In an open letter to Dell shareholders, billionaire investor Carl Icahn and Southeastern Asset Management lashed-out at reports that the Dell (DELL) Board of Directors may decide to delay the vote regarding the $24.4-billion proposal by chief executive Michael Dell and private equity firm Silver Lake Management LLC to take the PC maker private. The vote, which is considering the $13.65-per-share proposal, is scheduled for Thursday, July 18 at 8:00 AM CDT.
In order to pass, the vote requires a majority vote, not including Michael Dell’s 16-percent ownership of shares. Combined, Icahn and Southeastern own about 12.8 percent of DELL shares, not even close to enough to nix the deal on their own.
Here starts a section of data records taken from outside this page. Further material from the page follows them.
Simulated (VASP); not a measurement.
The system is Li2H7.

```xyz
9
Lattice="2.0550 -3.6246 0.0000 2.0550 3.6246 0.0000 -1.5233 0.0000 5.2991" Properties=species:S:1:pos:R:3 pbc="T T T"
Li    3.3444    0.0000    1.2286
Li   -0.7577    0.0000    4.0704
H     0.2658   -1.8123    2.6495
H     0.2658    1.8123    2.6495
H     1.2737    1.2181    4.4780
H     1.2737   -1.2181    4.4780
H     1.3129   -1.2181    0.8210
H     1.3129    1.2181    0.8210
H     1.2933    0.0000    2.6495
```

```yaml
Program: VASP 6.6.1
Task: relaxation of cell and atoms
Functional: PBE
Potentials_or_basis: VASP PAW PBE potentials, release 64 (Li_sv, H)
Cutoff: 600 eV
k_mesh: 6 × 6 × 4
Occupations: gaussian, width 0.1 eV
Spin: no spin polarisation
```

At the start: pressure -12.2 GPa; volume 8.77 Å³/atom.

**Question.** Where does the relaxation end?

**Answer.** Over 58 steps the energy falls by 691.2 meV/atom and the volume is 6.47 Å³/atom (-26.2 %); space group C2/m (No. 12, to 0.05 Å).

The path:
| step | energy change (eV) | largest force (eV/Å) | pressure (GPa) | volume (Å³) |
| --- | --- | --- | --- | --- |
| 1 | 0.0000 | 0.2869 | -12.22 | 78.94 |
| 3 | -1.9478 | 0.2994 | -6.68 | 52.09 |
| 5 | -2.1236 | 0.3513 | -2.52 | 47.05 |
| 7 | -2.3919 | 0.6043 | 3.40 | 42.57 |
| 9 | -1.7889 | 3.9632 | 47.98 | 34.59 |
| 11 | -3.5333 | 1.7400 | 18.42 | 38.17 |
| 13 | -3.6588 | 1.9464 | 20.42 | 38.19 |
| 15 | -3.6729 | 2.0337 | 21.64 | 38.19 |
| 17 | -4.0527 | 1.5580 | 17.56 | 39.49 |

Commenting on the reported potential for a postponed vote, Icahn and Southeastern believes it’s “either to get more votes for the Michael Dell/Silver Lake transaction, or for the Special Committee to try to negotiate a better price.”
“Can you imagine a political election contest where one side could push off the election to wait for a better day to hold the election – a date when it is hoped they might do better in the vote than they would have done on the originally scheduled election date?,” the letter read.
The battle between Icahn and Southeastern versus Dell and Silver Lake has been waging for months with no shortage of drama. Icahn wants Dell to repurchased approximately 1.1 billion shares at $14 each and leave the company public. Icahn has gotten the support to oppose the Dell/Silver Lake proposal from some other stakeholders such as Pzena Investment Management Inc. (PZN) and Yacktman Asset Management Co.
Last week, Icahn encouraged shareholders to notify the company of an objection to the price of the offer, vote “no,” and opt for “appraisal rights” which would later be determined in a court proceeding. Icahn believes that the Dell/Silver Lake proposal undervalues the company and that it is a “no brainer” to opt for appraisal rights as an opportunity to make additional profits without any risk.
The Dell Special Committee rebuked Icahn’s concept of pursuing appraisal proceedings, citing several reasons, including costs and risks associated with that course of action. After all, there is no assurance that the court would value the company’s shares at $13.65 each; it could be less.
Michael Dell has recently garnered the support of Institutional Shareholder Services Inc., a firm that institutional investors look to for guidance on voting, for the buyout offer. Other influential proxy advisory firms Glass Lewis and Egan-Jones have voiced their support as well, recommendations that certainly bode well for Dell, although not clinching anything.
The Dell Special Committee has repeatedly explained to shareholders its rationale for supporting the deal. Icahn argues that, although the committee says it is leaving the final decision with disinterested stockholders, they are campaigning for the deal to get the necessary “for” votes.
The key here seems to be “six months.” As Icahn and Southeastern say, it has been almost six months of the Special Committee trying to get shareholders on board with voting for the deal. It’s also been six months of Icahn saying that the company is worth more. But, then again, I didn’t see any higher offers coming to the table in six months either. Just vote.